(A sermon for Transfiguration A February 3, 2008 2 Peter 1:16-21; Matthew 17:1-9)
I don't do a lot of instant messaging, but there are a few friends I keep up with via Google Chat. Recently the "smiley" feature has been improved, and I suddenly saw myself looking at a square smiley in response to something I typed that was well-meant, but not so smart. My friend was sending me a “block-head!”
And as I read this week’s gospel lesson, I wanted to send Peter one of those smiling blockheads. There he is, up on the mystical mountain with his friends and his teacher, and they are in the middle of an amazing spiritual experience, a manifestation of Elijah and Moses, the transfiguring of Jesus who is suddenly shining like the sun and dressed in "dazzling white."
Then Peter said to Jesus, "Lord, it is good for us to be here; if you wish, I will make three dwellings here, one for you, one for Moses, and one for Elijah." (Matthew 17:4, NRSV)
No matter which version of this story I read, no matter which gospel, this is the idea that grabs me. In the midst of all this spooky revelation, and there is more to come, Peter is trying to make it concrete.

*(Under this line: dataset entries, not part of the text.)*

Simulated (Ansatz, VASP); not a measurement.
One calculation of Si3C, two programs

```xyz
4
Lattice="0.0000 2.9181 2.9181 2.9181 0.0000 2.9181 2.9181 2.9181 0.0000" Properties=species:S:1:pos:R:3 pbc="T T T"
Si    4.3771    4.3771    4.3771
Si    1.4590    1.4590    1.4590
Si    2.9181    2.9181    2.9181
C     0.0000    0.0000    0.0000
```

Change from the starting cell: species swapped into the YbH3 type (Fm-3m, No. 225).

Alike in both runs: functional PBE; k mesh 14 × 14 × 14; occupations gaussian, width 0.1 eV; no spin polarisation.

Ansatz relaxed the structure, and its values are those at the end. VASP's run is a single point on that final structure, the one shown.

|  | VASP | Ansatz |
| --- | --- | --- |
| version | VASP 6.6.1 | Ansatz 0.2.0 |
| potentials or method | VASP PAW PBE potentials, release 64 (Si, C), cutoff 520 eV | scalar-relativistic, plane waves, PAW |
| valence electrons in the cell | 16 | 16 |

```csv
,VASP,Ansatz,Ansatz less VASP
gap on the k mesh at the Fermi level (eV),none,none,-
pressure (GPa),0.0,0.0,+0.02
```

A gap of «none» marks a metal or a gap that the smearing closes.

How human! How Peter-like! How block-headed!!! And yet who can blame him for wanting to stay where heavenly lightning seems to be striking?
Except that just a moment later he will be cowering on the ground with his friends after hearing the voice of God:
While he was still speaking, suddenly a bright cloud overshadowed them, and from the cloud a voice said, "This is my Son, the Beloved; with him I am well pleased; listen to him!" When the disciples heard this, they fell to the ground and were overcome by fear. (Matthew 17:5-6)
Well, who wouldn't be? We want a revelation from God, right up until we get one, usually. We're on the edge of something marvelous, we have a sense that THE TRUTH WILL BE REVEALED, and then we get more than we could have imagined, more than we are prepared to take, to hear, to see, to metabolize.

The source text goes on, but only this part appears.